The drunk mind speaks the sober heart.
Thanks Anonymous for your heart-warming comment. I really appreciate it, along with the concern expressed in your comment.
However, I would like to address some points, and also pen down what I feel about what you wrote. Please don't take it that I am scrutinizing your comment, take it as a 'reply'.
Firstly, the person did betray my trust, but I would not judge the person as to label them as 'stupid'. But one fact still remain, the person betrayed my trust.
Yes, I have heard of the passage before. I have always given others the benefit of the doubt that they are good in nature. But one thing I never understood is why have so many people showed me that they are not?
Randy Pausch had a really inspiring quote - If someone fails to impress you, it is just that you haven't given them enough time. I am trying very hard, but why do I sometimes get the feeling that they just DON'T CARE?
But yes, life is a learning process. I guess there just ain't any one-size-fits-all solution. I'll make do with my trial and error.
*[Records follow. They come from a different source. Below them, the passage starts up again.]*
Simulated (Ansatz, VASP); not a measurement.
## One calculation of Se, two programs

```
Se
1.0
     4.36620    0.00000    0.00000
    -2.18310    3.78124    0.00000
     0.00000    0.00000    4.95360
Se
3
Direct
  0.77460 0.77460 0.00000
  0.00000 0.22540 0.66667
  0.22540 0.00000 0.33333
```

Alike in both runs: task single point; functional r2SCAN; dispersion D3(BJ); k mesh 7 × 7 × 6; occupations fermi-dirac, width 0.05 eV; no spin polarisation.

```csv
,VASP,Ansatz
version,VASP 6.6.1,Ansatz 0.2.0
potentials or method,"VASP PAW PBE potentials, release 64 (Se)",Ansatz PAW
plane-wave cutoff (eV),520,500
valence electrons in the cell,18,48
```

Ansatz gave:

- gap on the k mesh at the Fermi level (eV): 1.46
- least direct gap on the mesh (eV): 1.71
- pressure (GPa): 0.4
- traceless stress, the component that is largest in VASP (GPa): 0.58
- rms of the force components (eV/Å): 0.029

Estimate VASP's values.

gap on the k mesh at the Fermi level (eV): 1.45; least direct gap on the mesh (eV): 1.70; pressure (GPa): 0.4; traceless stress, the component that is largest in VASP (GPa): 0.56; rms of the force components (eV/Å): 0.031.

And do not worry; I am still chasing after the many things I want in life. I will be strong.
But I miss my floorballers. I wonder if they do so too. Guess there's a point in life where we can all sing the song 'Vitamin C - Graduation' to ourselves.
So long, goodbye.
P.S. I really appreciate my crazy C4 alcoholics for taking such wonderful care of me. Now, I truly understand that C4 is a place more than just fun, but genuine care and trust.